Cubism and Surrealism
The application of new concepts and techniques were important to the cultural formation of art, literature, and film because it helped define this formation as it own art movements in history. These artists during the mid 19th century to the mid 20th century were innovated people whose works were unorthodox and experimental. They helped shape and expressed their importance to these movements.
It was 1906; Pablo Picasso went to an exhibition and saw Paul Cézanne’s “Les Grandes Baigneuses”. Cezanne died during that year. The Spanish artist completed the painting “Les Demoiselles d’Avigon” in 1907, which was the first controversial piece of cubist art. This painting turned out to be a large body of work and had a rose and blue pattern to it. There was a relationship between the figure and the ground that helped describe this new artistic style.
Cubism was formed by replacing the typical natural, detailed style of westernized paintings and introduced flat, block colours and inconsistent shapes such as cubes, squares, and triangles. Cubism definitely broke the flatness and optical involvement with the medium of art as of Impressionism. It became a reaction against this movement. Cubism became an art about art. It was an intermediated relationship between thought and experience. There were different ideas that were taken to help create this movement. Starting from Paris to ancient Spanish culture to African symbolic art.

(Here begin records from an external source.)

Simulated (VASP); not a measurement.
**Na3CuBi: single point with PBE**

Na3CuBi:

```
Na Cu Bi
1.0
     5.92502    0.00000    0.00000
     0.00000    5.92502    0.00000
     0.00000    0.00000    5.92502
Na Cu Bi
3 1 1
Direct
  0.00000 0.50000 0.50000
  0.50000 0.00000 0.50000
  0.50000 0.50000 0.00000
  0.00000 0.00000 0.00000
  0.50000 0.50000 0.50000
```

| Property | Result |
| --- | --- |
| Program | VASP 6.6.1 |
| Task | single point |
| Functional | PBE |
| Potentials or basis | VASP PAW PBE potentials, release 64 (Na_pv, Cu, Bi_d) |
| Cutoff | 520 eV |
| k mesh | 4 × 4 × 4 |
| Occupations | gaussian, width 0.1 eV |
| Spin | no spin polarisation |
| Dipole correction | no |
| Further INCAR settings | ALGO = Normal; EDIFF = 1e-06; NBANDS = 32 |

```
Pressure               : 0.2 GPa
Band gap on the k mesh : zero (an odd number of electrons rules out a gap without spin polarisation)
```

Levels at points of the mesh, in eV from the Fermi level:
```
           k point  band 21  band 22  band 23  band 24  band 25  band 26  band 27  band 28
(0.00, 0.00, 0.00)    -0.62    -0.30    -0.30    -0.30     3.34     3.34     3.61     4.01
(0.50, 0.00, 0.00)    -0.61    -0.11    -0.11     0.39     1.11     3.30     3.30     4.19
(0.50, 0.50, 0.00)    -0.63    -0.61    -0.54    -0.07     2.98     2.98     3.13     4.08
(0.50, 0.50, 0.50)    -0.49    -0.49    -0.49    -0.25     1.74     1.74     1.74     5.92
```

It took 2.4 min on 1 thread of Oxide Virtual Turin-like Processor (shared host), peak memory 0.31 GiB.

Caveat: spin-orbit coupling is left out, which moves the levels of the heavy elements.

The artistic styles on these paintings were linear marks to indicate shadows to help flatten out the image. These paintings were aggressive and really sharp. Typically, Cubism in Picasso, was one of the fully development instances of critical self-consciousness in the modern era. It had no iconography only figures, still life, and very occasionally a landscape. It was during this time that the belief of modernism that form and content are not separable and that form is content and content is form.